Together, they’re determined to alter perceptions South Africans have about restaurants serving food representing this continent. ‘Unfortunately, we Africans first need to succeed overseas. Only then can we come back and say, “Look, my food is delicious!”’
He cites Jan Hendrik van der Westhuizen as an example. ‘If our friend Jan didn’t have a restaurant in Nice and a Michelin star, he couldn’t have come home and served South African food to South African diners. But because he’s become a brand associated with success overseas, people figure he must be doing something right.’
Another part of the problem, Ndlovu believes, is the perception people have about food from this continent. He says that most of us tend to think of African cuisine in terms of clichés: usually it’s a very big plate of jollof rice with a large fish on top. Or a heap of pap accompanied by meat.

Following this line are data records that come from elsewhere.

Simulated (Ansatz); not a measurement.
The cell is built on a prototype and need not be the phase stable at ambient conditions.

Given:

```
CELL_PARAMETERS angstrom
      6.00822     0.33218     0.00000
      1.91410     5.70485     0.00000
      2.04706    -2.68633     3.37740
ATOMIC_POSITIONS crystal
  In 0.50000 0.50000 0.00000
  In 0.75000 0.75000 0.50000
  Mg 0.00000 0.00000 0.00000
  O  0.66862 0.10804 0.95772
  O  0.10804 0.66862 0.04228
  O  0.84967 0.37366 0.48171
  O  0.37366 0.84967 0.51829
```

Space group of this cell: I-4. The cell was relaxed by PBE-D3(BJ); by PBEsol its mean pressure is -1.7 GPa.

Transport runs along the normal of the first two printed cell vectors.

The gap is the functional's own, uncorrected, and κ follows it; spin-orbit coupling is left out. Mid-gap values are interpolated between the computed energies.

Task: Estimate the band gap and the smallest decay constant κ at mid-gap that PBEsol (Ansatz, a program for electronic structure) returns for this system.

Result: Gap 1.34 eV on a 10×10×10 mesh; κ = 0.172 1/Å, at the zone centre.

‘African cuisine definitely deserves a seat at the table,’ says Ndlovu. ‘Because we’ve got so many flavours, such incredible ingredients and such a diversity of dishes from this continent. And flavour profiles and spices and traditions that are crazy.’
Ndlovu is a maverick, doesn’t have a culinary school background and scoffs at the notion that he might have had some sort of rags-to-fame backstory. Food was not the centre of his world growing up. While his working mum brought a kind of efficiency to mealtimes, it was family holidays in Bulawayo, where he was born, that exposed him to the nuances of more traditional cooking. There, he’d get glimpses of the kind of celebratory meals and colourful dishes that are often associated with African food and colourful dishes that are often associated with African food culture. ‘We had all these ceremonies – funerals and weddings – when all the aunts would come with their best chakalaka, the creamiest pap, just the best-ever versions of typical dishes,’ he recalls.
Despite musing that he kind of landed in the restaurant business by accident, he in fact arrived where he is through tremendous hard work, tenacity and ceaselessly striving to innovate. Over the years, he quite literally stalked Peter Tempelhoff until he landed a place in one of his kitchens, and was later championed by celebrity chef David Higgs. Between emailing just about every famous chef on the planet asking for a chance to work in their restaurants and learn from them, to staying late after shifts to glean new knowledge, he has always been curious enough to discover more than what’s at the surface of his profession.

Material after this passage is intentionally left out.